If it's getting stuck, it's not a loop; there are no loops in any of this code (or in the code called) [as far as I can see].

When you say "it gets stuck", can you be more specific?

mhmayyan commented 2 years ago

So, what I mean is that when I use the gdb Command "s" at the line HAL_PCDEx_PMAConfig(&g_hpcd, 0x00, PCD_SNG_BUF, 0x10); for example, the gdb won't show anything and even the MCU does nothing until I hit ctrl+c after which gdb shows that the MCU is runing some other code in a different file. That code usually is an interrupt routine such as USB_IRQHandler or HAL_PCD_IRQHandler.
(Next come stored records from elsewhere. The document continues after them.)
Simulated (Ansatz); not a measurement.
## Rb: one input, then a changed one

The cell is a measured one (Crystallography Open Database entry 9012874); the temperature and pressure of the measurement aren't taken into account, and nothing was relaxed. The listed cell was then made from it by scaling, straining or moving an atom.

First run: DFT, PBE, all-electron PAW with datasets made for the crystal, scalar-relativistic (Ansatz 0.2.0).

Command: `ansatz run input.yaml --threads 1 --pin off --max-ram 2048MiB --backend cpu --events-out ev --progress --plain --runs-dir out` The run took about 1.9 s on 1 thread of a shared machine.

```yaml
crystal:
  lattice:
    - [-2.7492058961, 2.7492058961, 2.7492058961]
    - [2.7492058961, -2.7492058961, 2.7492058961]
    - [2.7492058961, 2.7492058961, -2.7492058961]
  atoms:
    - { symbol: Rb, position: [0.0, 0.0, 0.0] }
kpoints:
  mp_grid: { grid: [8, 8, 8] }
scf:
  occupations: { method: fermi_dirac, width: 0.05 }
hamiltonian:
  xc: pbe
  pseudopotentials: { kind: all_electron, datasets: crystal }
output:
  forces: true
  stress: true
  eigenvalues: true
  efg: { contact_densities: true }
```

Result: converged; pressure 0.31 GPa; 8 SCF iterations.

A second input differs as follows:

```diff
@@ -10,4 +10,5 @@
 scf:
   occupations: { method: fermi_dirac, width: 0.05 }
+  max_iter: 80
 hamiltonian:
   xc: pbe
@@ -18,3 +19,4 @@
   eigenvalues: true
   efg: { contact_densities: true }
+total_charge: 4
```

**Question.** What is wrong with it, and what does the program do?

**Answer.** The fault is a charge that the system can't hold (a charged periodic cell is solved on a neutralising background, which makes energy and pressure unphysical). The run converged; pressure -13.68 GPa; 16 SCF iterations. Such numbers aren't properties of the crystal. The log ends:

If I just connect the USB cable and disconnect it the MCU runs all those lines smoothly without getting stuck.

mhmayyan commented 2 years ago

I was running the following code while I was debugging. This code does not use the library Catena Arduino Platform, and that is why I believe the issue is in the Arduino core or in the system drivers.

void flashFast(int halfPeriod) { bool state=1; for (size_t rpt = 0; rpt < 10; rpt++) { digitalWrite(D13, state^=1); delay(halfPeriod); } digitalWrite(D13, 0); delay(1000); }

void setup() { pinMode(D13,OUTPUT); /*****/ flashFast(50); Serial.begin(115200); /<<< It gets stuck here/ flashFast(100); Serial.println("Hello!"); flashFast(150); } void loop() { flashFast(1000); }

terrillmoore commented 2 years ago

Ah! This means it's a hot interrupt. (Single step in GDB can "get away" if an interrupt occurs.)

Can you obtain a stack backtrace (gdb info stack) when you break in after s gets away from you?

mhmayyan commented 2 years ago

Do you mean right after I hit ctrl+c that I use it to get out after it gets stuck due to the single step in GDB?

terrillmoore commented 2 years ago

Yes, that's right. If the ctrl+C drops you back to the GDB prompt, and you see that you're in a different routine, info stack will show the back trace and will help me figure out how you got there (and maybe help me figure out which interrupt is stuck hot, if my guess is correct).

The guess is that an interrupt source is unmasked, interrupts are disabled; but the ISR that is called does not do anything to actually clear the interrupt source. So the interrupt is called over and over and the processor never makes forward progress in the background.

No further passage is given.